I fish a venue which is good pleasure fishing (70lb bags on pellet corn etc) but completley changes in a match. It is predominentley stocked with carp which are mostly in the 8oz to 1lb 8oz bracket with the odd one about 3lb, and there is a reasonable head of tench (well, they are a bonus fish, usually a good handful come out in each match and they are mostly 4lb or over, but rarely more than one per angler is caught.) There is little in the way of quality silver fish, mostly they are "plips" but the occasional skimmer shows up.

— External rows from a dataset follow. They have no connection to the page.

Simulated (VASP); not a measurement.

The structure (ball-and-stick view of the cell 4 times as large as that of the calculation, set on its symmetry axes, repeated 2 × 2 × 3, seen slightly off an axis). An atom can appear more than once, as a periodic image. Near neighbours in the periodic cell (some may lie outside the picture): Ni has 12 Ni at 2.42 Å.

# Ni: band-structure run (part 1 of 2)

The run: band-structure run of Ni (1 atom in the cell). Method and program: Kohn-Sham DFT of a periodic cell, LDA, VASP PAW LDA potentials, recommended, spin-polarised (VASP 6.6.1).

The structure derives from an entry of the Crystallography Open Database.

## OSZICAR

In a match situation, the fish shut up shop and there can be some abysmal winning weights. Fishing close in and down the edge rarely works, although odd fish can be picked up. Fishing shallow doesnt work because there arent enough fish to compete when there is a whole load of anglers on the lake. When i fish it, i often cup in say half a cup of 3mm pellet with a little corn at 11 or 13m, leave it for a while as i check my inside swims (might pick up one or two early fish but thats all for the duration of the match) and then i go out and have a drop in on pellet or corn. Usually 3 or 4 of the stockie carp will follow, and then i refeed in a similar way and struggle for bites. I also dont get bites if i dont refeed. Its about 6ft deep at 13m, and from 8m it steadily slopes up getting gradually shallower right out to 16m and beyond.
I read an interesting article by adam wakelin on fishing a positive groundbait approach for slivers in winter. It got me thinking, maybe doing this would work on the venue i fish, because then i could feed once really heavily (e.g six to eight jaffas full of squats, caster and pellet) and then just sit over it all day without topping up, or at least not for several hours. Does anyone think this approach would be too positive for such a venue, where 30lb would be a really good weight usually (last match won with 20!.) Do you understand my thinking that feeding once heavily might let the fish settle a bit and so i could just catch whatever drifted in throughout the day rather than keep forcing the peg and trying to attract more fish? I may be totally wrong but its something that other people dont do, especially putting in squatts which i think should hold the carps interest when they do turn up. I would fish over this with maggot, or if i could bitted out then i would switch to probably corn.
So go on, whats your opinion on that for an approach? I need to find a way to get a balance so that it will work if my swim fishes well or there is a slightly larger weight on the cards, but also i can just fish it out if the match turns out to be a struggle as it so often does.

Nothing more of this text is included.